SaaS though is more than just simple a move online.  It requires a different way of thinking from traditional models. The changing nature of customer engagement, moves from the physical meeting to the online engagement, that requires companies to think and act differently. The nature of the service also changes as it becomes totally arms length customer centric. Customers choose when and what they want to use of the service (for example over 2,700 UK people did their tax returns on Christmas day in 2019, with over 30,000 doing them over the Christmas holiday period in 2019), this requires companies to resource supporting users when they need it not when you are open. 

Business to consumer SaaS models need to support consumers with planned engagement and support channels as well as developing SaaS loyalty strategies in place to retain and develop customer segments. For B2B SaaS models working across partner channels puts a set of different requirements in place in accessing target audiences through integrated service offerings through integrated software .
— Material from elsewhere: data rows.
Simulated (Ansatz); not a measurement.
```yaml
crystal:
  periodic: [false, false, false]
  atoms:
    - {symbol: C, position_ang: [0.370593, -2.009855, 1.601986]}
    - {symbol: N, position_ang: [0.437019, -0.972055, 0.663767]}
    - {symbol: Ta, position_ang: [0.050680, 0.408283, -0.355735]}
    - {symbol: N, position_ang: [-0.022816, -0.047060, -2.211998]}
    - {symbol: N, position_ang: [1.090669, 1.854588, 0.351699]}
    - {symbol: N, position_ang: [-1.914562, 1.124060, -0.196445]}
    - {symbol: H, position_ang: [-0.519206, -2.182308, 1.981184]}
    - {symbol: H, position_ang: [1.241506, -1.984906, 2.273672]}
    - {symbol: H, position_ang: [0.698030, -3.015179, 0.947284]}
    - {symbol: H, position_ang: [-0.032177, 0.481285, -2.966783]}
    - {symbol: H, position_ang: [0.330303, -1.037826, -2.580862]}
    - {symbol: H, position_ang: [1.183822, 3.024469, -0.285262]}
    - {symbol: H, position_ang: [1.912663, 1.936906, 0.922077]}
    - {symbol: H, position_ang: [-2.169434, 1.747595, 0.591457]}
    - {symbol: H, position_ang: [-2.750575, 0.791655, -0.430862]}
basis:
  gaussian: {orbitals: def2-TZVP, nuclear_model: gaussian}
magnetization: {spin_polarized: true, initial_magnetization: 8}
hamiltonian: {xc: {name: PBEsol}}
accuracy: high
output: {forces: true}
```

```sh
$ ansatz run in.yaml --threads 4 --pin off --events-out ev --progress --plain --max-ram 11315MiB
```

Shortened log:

SaaS behaviours also require business to measure very different metrics to be successful,  many of which are new to companies not used to SaaS solutions, but if you do not measure them SaaS will fail to deliver the results you expect.  Here are some of the key areas for SaaS businesses to monitor and drive decision making from.


Successful SaaS Solutions Start with Minimum Product Viability (MPV)

SaaS achieving its Minimum Product Viability MPV is an essential must have which is not often measured early enough. The principle idea which business leaders are told is that with SaaS 'build it and they will come mentality," but they won't if you don't compete.  Just being an online service does not make your product achieve success. So MPV is often misunderstood as do what we have to do to be a player within the market. 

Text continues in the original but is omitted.